Skip to content
About these ads

Cutting down the tree of liberty

9 September 2010

Summary:   Another day, another small slice taken from our liberty.  This is another chapter describing this process, the saddest aspect of which is our indifference to the loss of our hard-won liberties.  This was originally part of the previous post about Obama, but its importance warranted separate consideration.

Sometimes a regime dies a sudden death, like the Weimar Republic.  Sometimes it dies from a thousand small cuts, whittled away, like the Roman Republic.

We’re being guided towards a new political regime — slowly, the way a shepard moves sheep.   A series of small steps, each reasonable.  But it’s a one-way road, down which we’ve gone a long way during the past nine years.

“Indeed, the safest road to Hell is the gradual one – the gentle slope, soft underfoot, without sudden turnings, without milestones, without signposts.”
The Screwtape Letters, C. S. Lewis, Chapter 12 (1959)

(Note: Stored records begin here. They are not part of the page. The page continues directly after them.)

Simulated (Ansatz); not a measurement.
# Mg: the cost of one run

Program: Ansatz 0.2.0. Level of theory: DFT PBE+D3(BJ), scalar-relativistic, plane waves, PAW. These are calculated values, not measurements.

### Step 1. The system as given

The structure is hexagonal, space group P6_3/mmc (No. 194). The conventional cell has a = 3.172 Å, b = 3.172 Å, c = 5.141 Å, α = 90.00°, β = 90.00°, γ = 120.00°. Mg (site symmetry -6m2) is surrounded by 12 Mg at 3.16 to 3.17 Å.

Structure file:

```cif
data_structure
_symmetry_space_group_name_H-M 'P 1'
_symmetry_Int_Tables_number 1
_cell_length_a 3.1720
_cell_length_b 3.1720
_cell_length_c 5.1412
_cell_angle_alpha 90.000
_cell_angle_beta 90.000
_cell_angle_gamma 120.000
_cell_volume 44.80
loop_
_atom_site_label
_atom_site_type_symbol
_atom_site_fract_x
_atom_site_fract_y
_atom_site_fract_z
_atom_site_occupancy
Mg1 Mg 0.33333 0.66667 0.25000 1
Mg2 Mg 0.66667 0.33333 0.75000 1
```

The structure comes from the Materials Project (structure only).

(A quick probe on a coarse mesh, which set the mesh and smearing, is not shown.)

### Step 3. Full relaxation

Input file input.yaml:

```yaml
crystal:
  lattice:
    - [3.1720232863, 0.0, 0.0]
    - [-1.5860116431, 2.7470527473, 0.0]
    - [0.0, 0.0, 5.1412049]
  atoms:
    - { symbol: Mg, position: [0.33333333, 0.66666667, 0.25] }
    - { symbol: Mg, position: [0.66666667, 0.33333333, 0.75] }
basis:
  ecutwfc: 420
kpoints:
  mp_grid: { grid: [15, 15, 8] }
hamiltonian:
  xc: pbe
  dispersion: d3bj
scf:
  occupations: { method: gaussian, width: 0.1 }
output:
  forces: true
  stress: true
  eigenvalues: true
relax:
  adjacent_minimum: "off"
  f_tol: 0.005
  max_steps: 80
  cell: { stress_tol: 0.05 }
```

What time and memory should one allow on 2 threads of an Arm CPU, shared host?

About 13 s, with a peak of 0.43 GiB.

Today we examine another small step. As with the others, most Americans will not care.  Some will read with furrowed brow.  Very few will act.  Here’s a summary from the New York Times:

By a 6-to-5 vote, the United States Court of Appeals for the Ninth Circuit dismissed a lawsuit against Jeppesen Dataplan Inc., a Boeing subsidiary accused of arranging flights for the Central Intelligence Agency to transfer prisoners to other countries for imprisonment and interrogation. The American Civil Liberties Union filed the case on behalf of five former prisoners who say they were tortured in captivity — and that Jeppesen was complicit in that alleged abuse.

Judge Raymond C. Fisher … said the majority had “reluctantly” concluded that the lawsuit represented “a rare case” in which the government’s need to protect state secrets trumped the plaintiffs’ need to have a day in court.

Here are excerpts from the actual decision.  The judges write in a clear, lucid manner.  We cannot plead that the issues are too technical, the language too complex.  Of course future generations will have little interest in our reasons for inaction.  They’ll see no “greatest generation”, just the “slug-like and decadent generations.”

From the majority opinion by Judge Raymond C. Fisher

This case requires us to address the difficult balance the state secrets doctrine strikes between fundamental principles of our liberty, including justice, transparency, accountability and national security. Although as judges we strive to honor all of these principles, there are times when exceptional circumstances create an irreconcilable conflict between them. On those rare occasions, we are bound to follow the Supreme Court’s admonition that “even the most compelling necessity cannot overcome the claim of privilege if the court is ultimately satisfied that [state] secrets are at stake.” United States v. Reynolds, 345 U.S. 1, 11 (1953). After much deliberation, we reluctantly conclude this is such a case, and the plaintiffs’ action must be dismissed.

Dissent by Judge Michael Daly Hawkins (citations omitted; red emphasis added)

I agree with my colleagues in the majority that United States v. Reynolds, 345 U.S. 1 (1953), is a rule of evidence, requiring courts to undertake a careful review of evidence that might support a claim or defense to determine whether either could be made without resort to legitimate state secrets. I part company concerning when and where that review should take place.

The majority dismisses the case in its entirety before Jeppesen has even filed an answer to Plaintiffs’ complaint. Outside of the narrow Totten context, the state secrets privilege has never applied to prevent parties from litigating the truth or falsity of allegations, or facts, or information simply because the government regards the truth or falsity of the allegations to be secret. Within the Reynolds framework, dismissal is justified if and only if specific privileged evidence is itself indispensable to establishing either the truth of the plaintiffs’ allegations or a valid defense that would otherwise be available to the defendant.

This is important, because an approach that focuses on specific evidence after issues are joined has the benefit of confining the operation of the state secrets doctrine so that it will sweep no more broadly than clearly necessary. The state secrets doctrine is a judicial construct without foundation in the Constitution, yet its application often trumps what we ordinarily consider to be due process of law. This case now presents a classic illustration. Plaintiffs have alleged facts, which must be taken as true for purposes of a motion to dismiss, that any reasonable person would agree to be gross violations of the norms of international law, remediable under the Alien Tort Statute. They have alleged in detail Jeppesen’s complicity or recklessness in participating in these violations. The government intervened, and asserted that the suit would endanger state secrets. The majority opinion here accepts that threshold objection by the government, so Plaintiffs’ attempt to prove their case in court is simply cut off. They are not even allowed to attempt to prove their case by the use of nonsecret evidence in their own hands or in the hands of third parties.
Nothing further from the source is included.